That, the president said, is "the wisdom we should be taking away from this tragedy, and so many others."

Obama said the nation should ask what can be done to keep such incidents from continuing to occur.

"I do not accept that we cannot find a common-sense way to preserve our traditions, including our basic Second Amendment freedoms and the rights of law-abiding gun owners, while at the same time reducing the gun violence that unleashes so much mayhem on a regular basis," he said.

The question to Americans in not whether they care, he said, but whether "we care enough."

"Do we care enough to do everything we can to spare other families the pain that is felt here today?" he asked. "Our tears are not enough. Our words and our prayers are not enough. If we really want to honor these 12 men and women, if we really want to be a country where we can go to work, and go to school, and walk our streets free from senseless violence, without so many lives being stolen by a bullet from a gun, we're going to have to change."

Wisdom does not come from tragedy or resignation in the fallibility of man, Obama said.

"Wisdom comes through the recognition that tragedies such as this are not inevitable, and that we possess the ability to act, and to change, and to spare others the pain. ... In our grief, let us seek that grace," he said.

Killed in the attack were:

-- Michael Arnold, 59, of Lorton, Va.

-- Sylvia Frasier, 53, of Waldorf, Md.

-- Kathy Gaarde, 62, of Woodbridge, Va.

-- John Roger Johnson, 73, of Derwood, Md.

-- Frank Kohler, 50, of Tall Timbers, Md.

-- Kenneth Bernard Proctor, 46, of Waldorf, Md.
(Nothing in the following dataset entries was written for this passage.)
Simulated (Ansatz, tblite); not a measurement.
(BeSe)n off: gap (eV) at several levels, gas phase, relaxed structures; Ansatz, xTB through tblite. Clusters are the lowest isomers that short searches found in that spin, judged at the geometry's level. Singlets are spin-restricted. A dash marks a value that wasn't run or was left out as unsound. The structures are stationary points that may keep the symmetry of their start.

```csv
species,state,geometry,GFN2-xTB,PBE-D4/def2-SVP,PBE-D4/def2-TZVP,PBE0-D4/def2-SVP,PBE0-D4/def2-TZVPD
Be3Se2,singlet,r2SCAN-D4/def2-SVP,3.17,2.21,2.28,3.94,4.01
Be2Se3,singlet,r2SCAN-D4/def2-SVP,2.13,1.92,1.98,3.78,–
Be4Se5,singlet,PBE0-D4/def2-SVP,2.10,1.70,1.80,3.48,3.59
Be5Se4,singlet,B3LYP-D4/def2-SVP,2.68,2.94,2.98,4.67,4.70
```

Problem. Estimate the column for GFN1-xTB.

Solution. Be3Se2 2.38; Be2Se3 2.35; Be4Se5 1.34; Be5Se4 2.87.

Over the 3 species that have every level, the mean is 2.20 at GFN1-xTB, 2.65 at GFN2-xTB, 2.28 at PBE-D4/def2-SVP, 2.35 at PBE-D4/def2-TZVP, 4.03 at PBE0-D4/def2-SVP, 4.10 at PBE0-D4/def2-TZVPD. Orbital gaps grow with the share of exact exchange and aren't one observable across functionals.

-- Vishnu Shalchendia Pandit, 61, of North Potomac, Md.

-- Arthur Daniels, 51, of Washington.

-- Mary Francis Knight, 51, of Reston, Va.

-- Gerald L. Read, 58, of Alexandria, Va.

-- Martin Bodrog, 54, of Annandale, Va.

-- Richard Michael Ridgell, 52, of Westminster, Md.

Aaron Alexis, a former Navy reservist who is alleged to have been the shooter, was killed in a gun battle with police.